Introduction: The "Everyday Winter Scarf"
The worst feeling in the winter is when you go outside and all of the sudden you feel the cold, sharp, winter air hit your neck, right? Well after many years of looking for the perfect scarf I finally decided to make it instead. The scarf I designed is made out of fleece, it is a simple infinity style, and of course very large. I made it the size it is because I am able to open it up to become a portable blanket, pull the hood on to be completely protected, and because of the size, it does not allow any of that pesky winter air to reach my neck.
Step 1: Materials
The materials you will need to accomplish this project are:
- 3 yards of fleece (can be divided between 2 or 3 colors)
- Matching thread
- Optional -- Thread for overlocker/serger
- Optional -- Old leather belt
Step 2: Tools
The tools you will need for this project are:
- Measuring tape -- or ruler
- Sewing Machine
- Optional -- overlocker/serger
Step 3: Unfold Fabric
The first thing you need to do is unfold your fabric.

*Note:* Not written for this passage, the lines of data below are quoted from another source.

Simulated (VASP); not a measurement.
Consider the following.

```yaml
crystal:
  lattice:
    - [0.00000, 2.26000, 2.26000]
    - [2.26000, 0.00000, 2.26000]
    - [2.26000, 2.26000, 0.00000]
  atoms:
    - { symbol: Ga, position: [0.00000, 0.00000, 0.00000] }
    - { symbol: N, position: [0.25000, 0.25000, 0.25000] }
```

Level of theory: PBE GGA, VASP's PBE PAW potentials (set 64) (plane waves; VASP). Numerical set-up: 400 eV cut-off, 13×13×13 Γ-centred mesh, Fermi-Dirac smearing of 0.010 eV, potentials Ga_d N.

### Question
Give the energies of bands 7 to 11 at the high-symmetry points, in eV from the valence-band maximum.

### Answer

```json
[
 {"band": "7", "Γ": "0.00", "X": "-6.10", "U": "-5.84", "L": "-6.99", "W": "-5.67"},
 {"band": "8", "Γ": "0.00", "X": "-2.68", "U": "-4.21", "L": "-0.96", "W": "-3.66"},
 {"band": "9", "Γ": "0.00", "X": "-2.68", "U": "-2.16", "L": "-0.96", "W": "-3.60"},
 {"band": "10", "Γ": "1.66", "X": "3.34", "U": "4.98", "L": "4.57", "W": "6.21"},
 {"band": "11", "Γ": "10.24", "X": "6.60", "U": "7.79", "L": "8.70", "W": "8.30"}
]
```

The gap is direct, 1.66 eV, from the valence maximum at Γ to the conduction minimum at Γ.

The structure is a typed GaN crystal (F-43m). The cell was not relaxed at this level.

Tip: I find that sometimes using the ground as my table for projects of this scale makes it much easier. Any large surface will work
Step 4: Removing the Salvage
Before you measure out your scarf it is important that you remove the salvage of the fabric. You never use the salvage in your project but it is important when using patterns, it shows you how to lay out the pattern pieces. But for this project, we do not need it so just cut it off. Make sure you do this to all of your fabrics you are using for this scarf.
Step 5: The Measurments
The measurements are: Width = 36 inches, Length = 90 inches. The picture is how I divided the length since I am using two colors, you can divide it into any combination as long as it equals 90".
Step 6: Measuring Out Your Scarf
Once you know what the measurements are, you need to measure them onto your fabric to cut out. Remember the width needs to be 36 inches and the length needs to be 90 inches.
- My first piece of fabric, the grey, is 66" long and 36" wide
- My second piece of fabric, the white, is 24" long and 36" wide
Step 7: Putting the Pieces Together
Now that all of your pieces have been cut out, it is time to put them together. For this project, you will be using the widest zig-zag stitch and have the stitch length set between 1-2.
Step 8: Pinning Your Pieces (multiple Colors Only)
The way you sew this project is that you do not overlap any fabric, you lay the pieces next to each other and simply push them together and pin. The pins do not stay in too well but they still help everything stay aligned.
Step 9: Sewing the Pieces Together (Multiple Colors Only)
It is important to go slowly when sewing the pieces together, there is not a large margin for your stitches, so be mindful.
Step 10: Pinning the Scarf
Fold both ends of the single piece of fabric into the middle, push both ends of the fabric together, and pin. The fabric should not be overlapped. It does not matter what side of the fabric is out because when you wear the scarf you see all sides of the fabric so there is not necessarily a "right" and "wrong" side.
Step 11: Machine Settings
Now that the fabric is pinned together it is time to sew. You will be using a zig-zag stitch set to the widest option and the stitch length should be between 1-2.
Step 12: Sewing It Together
Position the fabric so that the "seam" (the two ends of fabric that are pushed together and pinned) is directly in the middle of the presser foot. When sewing on side of the zig-zag stitch should catch one side of the fabric and the other side of the stitch should catch the other.
Step 13: Checking for Correctness
Now that you have sewn the fabric into a scarf put it on and make sure you sewed everything straight and did not accidentally twist anything along the way
Step 14: Finishing the Edges
When finishing the edges, we are not going to do a fancy hem, for this scarf seeing the edge stitching gives it some texture and character. You can either use a short, wide, zig zag stitch or you can use an overlocker/serger, make sure you do both edges.
Note: I chose to use white so it would pop against the grey fabric, you can go as bold or as simple as you like!
Step 15: That's It
You have finished the scarf! There are a few ways to wear this scarf, you can wrap it around twice or you can just let it hang long. When I go outside I tend to wrap it around twice and pull one layer over my head to act like a hood. One of my favorite things about this scarf is I am able to take it off and spread it out to use as a blanket (it really comes in handy at movie theaters!).